Building VBQL Queries and Categories


Difference between Queries and Categories

Before we write our first Queries, it’s important to understand the difference between Queries and Categories. Queries and Categories both use the VBQL and are ways to search for data within your voice or messaging Media library. The difference between the two rests on how and when the VBQL is executed. Queries are a manual way to search through your data. Every Query search is executed only when the Run Query button is pressed. Running a Query is very similar to how you would search in your favorite search engine. In contrast, Categories execute their VBQL every time new data enters your VoiceBase system.

The Simplest Query

We’ll start with something simple. Copy and paste the following into the VBQL Editor:
SELECT * FROM media
Here’s a breakdown of this query:

  • SELECT is the command that sets what data is returned by the query. SELECT is the most common command you will use, and indicates you want VoiceBase to go retrieve data for you from your database.
  • * is a wildcard character that is used to designate that you’d like to select all columns/Fields for your data.
  • FROM is the keyword to set which Media library is being queried
  • media is the default library for ingested data.
Your results should appear on the bottom of the VBQL Editor after running this Query.

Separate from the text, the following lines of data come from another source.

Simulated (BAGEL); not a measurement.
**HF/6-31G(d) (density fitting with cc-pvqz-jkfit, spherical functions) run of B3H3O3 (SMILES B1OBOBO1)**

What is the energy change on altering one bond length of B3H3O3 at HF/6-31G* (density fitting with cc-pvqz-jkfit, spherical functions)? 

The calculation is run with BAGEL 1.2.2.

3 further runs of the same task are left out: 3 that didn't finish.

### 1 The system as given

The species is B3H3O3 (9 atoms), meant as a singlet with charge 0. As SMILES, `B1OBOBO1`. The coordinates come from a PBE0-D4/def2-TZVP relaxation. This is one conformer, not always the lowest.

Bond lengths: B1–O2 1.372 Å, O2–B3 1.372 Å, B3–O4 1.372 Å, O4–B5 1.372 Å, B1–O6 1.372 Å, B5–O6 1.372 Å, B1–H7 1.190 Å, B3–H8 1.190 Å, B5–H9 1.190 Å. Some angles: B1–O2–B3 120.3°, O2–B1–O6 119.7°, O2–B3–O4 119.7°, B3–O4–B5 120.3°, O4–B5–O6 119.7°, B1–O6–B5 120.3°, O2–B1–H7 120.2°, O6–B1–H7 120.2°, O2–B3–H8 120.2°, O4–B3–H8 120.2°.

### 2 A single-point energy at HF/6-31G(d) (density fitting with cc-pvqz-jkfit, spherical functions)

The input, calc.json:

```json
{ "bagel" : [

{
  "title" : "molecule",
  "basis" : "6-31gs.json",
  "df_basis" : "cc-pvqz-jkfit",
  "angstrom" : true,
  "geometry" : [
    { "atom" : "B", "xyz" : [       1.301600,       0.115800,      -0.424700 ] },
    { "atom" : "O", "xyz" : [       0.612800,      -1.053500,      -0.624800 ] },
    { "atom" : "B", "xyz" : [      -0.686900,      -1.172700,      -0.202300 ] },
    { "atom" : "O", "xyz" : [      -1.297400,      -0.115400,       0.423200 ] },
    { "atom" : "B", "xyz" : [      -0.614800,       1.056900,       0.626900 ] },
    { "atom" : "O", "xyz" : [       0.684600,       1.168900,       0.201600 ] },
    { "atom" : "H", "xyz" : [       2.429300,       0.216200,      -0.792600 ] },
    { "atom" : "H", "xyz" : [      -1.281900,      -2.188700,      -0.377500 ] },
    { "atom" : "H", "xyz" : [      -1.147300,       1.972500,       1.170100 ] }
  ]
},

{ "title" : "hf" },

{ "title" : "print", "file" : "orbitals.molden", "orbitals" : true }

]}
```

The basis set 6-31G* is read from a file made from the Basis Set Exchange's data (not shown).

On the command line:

Searching for an Anchor Word

Let's modify the previous example to search for a specific word. Let’s look for someone, anyone, saying the word “error.” “error” is what we would call an Anchor Word. It isn’t robust enough to save as a final Category, but it’s a good start for Discovery and Category development.
SELECT * FROM media WHERE * SAYS "error"

WHERE is the command to set search parameters you’d like to find in your data. When you use a WHERE clause/command, you first specify who is saying the key word you’re looking for , or, as we did in the example above, we use the wildcard ‘*’ to indicate either speaker could be saying our keyword. Then you use the SAYS clause and specify your keyword you’re looking for, using quotes to indicate if it’s a string as necessary.
Note: Depending on your familiarity with programming and/or query languages, you may or may not be familiar with the concept of a string. A string is a type of data that a computer recognizes as a string of characters (letters, numbers and even symbols) designated as those characters wrapped in either single or double quotes. You’ll note that after the WHERE command, we wrapped the word “error” in double quotes. Wrapping words in either single or double quotes indicates to the VBQL Query Editor that everything between the quotes is a string. Since the data you are trying to find, in this case the keyword “error”, is also considered a string data type in VoiceBase, you’ll want to make sure you wrap your word in quotes in your query. Also note, the VBQL is not case sensitive, meaning searching for “error” searches for: “error”, “Error”, “eRROr”, etc.

Only the String datatype requires the surrounding quotes.

Simplifying the Return

Using the wildcard character (*) is a powerful way to return as much data as possible, as quickly as possible. The main downside to the wildcard character is that it doesn’t give you fine control over exactly what specific data you’d like to see. As mentioned in the ‘Query Tabs – The Results Table’ section, the Query results table displays columns/Fields based on which columns/Fields are SELECTed in the Query. VBQL Reference Guide for a full list and descriptions. We’re going to be selecting only the mediaId in our next query. It is the ID for the specific Media item in the database. To return only the mediaId for each call in the return it would be added to the SELECT part of the Query. In this case we will replace the * wildcard with mediaId (which is case sensitive):
SELECT mediaId FROM media WHERE * SAYS "error"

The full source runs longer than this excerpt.